Bare Metal Is For Massively Scalable Distributed Transaction Processing

InfiniSQL™ is a massively scalable relational database management system (RDBMS). It excels at performing distributed transactions--and is arguably the best at this kind of workload. This was demonstrated recently through repeatable benchmark testing performed on Internap's Bare Metal Cloud infrastructure. This testing proved the assumptions guiding InfiniSQL's design--and bare metal proved to be a requirement for the level of performance achieved. This article will describe InfiniSQL with emphasis on elements that benefit the most from bare metal computing.

Background

InfiniSQL was conceived by me through the course of working in fast-growing, mission critical enterprise transaction processing environments. For several years I was the capacity planner and systems performance engineer for the Internet's biggest card payments gateway. Traditional enterprise databases have architectural flaws that make them poorly fit modern environments that need to be up 24x7, grow continuously, and rapidly respond to new business needs. InfiniSQL's design overcomes these flaws and enables the types of transactional workloads that RDBMSs have always carried out. InfiniSQL is being written from scratch. We're still in early stages, so not all planned production capabilities are available yet. But the scalable transaction processing core of InfiniSQL is functional and ready for early adopters. It is free software that is hosted on GitHub, and new developers are invited to contribute.

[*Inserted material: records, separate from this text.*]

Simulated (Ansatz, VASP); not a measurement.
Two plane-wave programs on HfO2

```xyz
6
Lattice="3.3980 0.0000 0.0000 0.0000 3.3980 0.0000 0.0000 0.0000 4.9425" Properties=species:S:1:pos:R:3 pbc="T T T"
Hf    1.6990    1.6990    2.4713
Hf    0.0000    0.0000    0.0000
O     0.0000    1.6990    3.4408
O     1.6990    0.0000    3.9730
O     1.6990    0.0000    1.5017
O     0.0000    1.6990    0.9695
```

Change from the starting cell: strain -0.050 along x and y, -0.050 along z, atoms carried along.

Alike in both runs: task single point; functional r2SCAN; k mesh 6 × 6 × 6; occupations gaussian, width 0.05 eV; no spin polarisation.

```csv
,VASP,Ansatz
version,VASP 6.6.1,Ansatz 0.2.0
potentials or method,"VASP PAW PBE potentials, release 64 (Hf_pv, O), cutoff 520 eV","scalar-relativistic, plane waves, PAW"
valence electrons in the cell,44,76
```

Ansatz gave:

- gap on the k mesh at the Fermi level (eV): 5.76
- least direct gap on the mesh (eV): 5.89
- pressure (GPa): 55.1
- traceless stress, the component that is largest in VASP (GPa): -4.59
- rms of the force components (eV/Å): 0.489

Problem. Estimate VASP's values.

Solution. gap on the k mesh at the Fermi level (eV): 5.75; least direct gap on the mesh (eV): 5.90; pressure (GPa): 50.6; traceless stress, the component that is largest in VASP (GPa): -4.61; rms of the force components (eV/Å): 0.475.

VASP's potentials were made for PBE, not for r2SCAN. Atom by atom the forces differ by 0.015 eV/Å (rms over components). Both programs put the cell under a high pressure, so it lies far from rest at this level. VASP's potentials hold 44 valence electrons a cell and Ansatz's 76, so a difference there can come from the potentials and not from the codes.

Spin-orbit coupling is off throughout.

Transaction Scaling Challenge

Scaling transaction processing systems beyond a single server is a problem that few projects have solved. There are many examples of key-value and document databases that are able to scale across multiple nodes And a handful of relational databases which can also do so. But in most cases, these systems' performance drops off drastically for transactions that contain records on multiple nodes, if they are even able to do that kind of work. Unless a transaction type is carefully crafted (or unless the designer is lucky), workloads running on single RDBMS systems become distributed transaction workloads when moved to a horizontally scalable RDBMS such as InfiniSQL. As anybody who has had to scale a transaction processing environment knows, there is often a large amount of energy spent in application re-architecture, implementing workarounds, and incorporating various point solutions. InfiniSQL was designed to support the kind of work that users currently  in their environment while minimizing this kind of re-architecture.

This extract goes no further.